DERMOT MURNAGHAN: Let’s talk more on those plans to take on the unions. The Prime Minister has ordered an inquiry into alleged bullying tactics by unions in the wake of the Grangemouth industrial dispute. The Cabinet Office Minister Francis Maude joins me from West Sussex, a very good morning to you Mr Maude. Do you feel that industrial relations are bad at the moment in this country?


FRANCIS MAUDE: No, for the most part they are very good and that’s very much to be welcomed and we have done some difficult things in the public sector dealing with the massive budget deficit that the coalition government inherited, which have involved some difficult discussions with the TUC and that’s been embarked upon for the most part in a rational way. There have been some industrial relations issues but by and large we negotiate our way round it. What this is about is some evidence being presented of specific concerns about inappropriate and intimidatory activity and there has been allegation and counter-allegation and I think because certainly at Grangemouth, we were talking about the energy supplies to much of Scotland and this is part of Britain’s critical national infrastructure, so we can’t be relaxed about that. So the first thing a responsible government would want to do is to establish the facts so we have appointed a senior QC independent to examine the facts, to make findings of facts and then to look at whether the law as it stands at the moment is adequate to protect the public against this kind of activity.
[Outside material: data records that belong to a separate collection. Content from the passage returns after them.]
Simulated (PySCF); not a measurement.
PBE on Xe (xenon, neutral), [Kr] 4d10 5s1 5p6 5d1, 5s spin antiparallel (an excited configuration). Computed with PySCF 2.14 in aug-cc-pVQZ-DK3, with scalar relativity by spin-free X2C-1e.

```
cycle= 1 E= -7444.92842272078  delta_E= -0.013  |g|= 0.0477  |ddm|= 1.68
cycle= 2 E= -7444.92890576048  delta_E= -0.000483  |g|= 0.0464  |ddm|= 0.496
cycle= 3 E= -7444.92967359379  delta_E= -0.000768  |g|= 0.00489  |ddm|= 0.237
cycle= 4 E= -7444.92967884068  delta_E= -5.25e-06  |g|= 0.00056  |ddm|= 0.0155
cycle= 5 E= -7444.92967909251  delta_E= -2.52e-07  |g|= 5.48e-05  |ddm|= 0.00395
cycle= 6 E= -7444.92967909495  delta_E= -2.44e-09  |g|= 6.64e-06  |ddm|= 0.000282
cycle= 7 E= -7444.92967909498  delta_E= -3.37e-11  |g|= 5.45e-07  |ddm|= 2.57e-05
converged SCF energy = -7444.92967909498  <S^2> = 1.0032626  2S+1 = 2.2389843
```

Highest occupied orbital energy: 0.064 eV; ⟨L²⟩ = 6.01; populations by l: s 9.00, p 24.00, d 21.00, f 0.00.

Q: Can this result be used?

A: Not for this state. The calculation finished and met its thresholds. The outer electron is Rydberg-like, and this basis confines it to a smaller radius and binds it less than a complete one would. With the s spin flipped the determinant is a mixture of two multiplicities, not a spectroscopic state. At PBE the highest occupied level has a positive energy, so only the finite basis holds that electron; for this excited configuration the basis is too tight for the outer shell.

DM: You know what your opponents are saying about you, that you are doing this for political reasons, that you are trying to whip up images of the 1970s. I just looked up the statistics here, in 1979 when you were just getting into politics wasn’t it, 29 million days lost to industrial action. 2012 – 243,000. We don’t really need an inquiry into relations with the unions do we?

FRANCIS MAUDE: Well it isn’t an inquiry into everything to do with the unions, that’s not what this is about. It is a balanced, as my colleagues in the government have made clear, it is a balanced and impartial inquiry looking into what goes on in industrial disputes to see whether the law is adequate. Now of course we don’t have an industrial relations landscape like we had in the 1970s thanks to the law changes brought through by the Conservative government in the 1980s and 90s, we’re in a very different landscape. Frankly, for the most part, there is a different generation of union leaders now who do want to work much more in partnership with employers so this is not saying everything is wrong, it is saying that there has been some evidence provided, some allegations made, of practises, so-called leverage practices which involved in some cases quite unpleasant examples of intimidation against fellow workers and against management and that’s not acceptable so we first of all need to establish the facts and then to see whether the law needs changing, and no one is making any assumption that it does, to protect the public against this kind of activity.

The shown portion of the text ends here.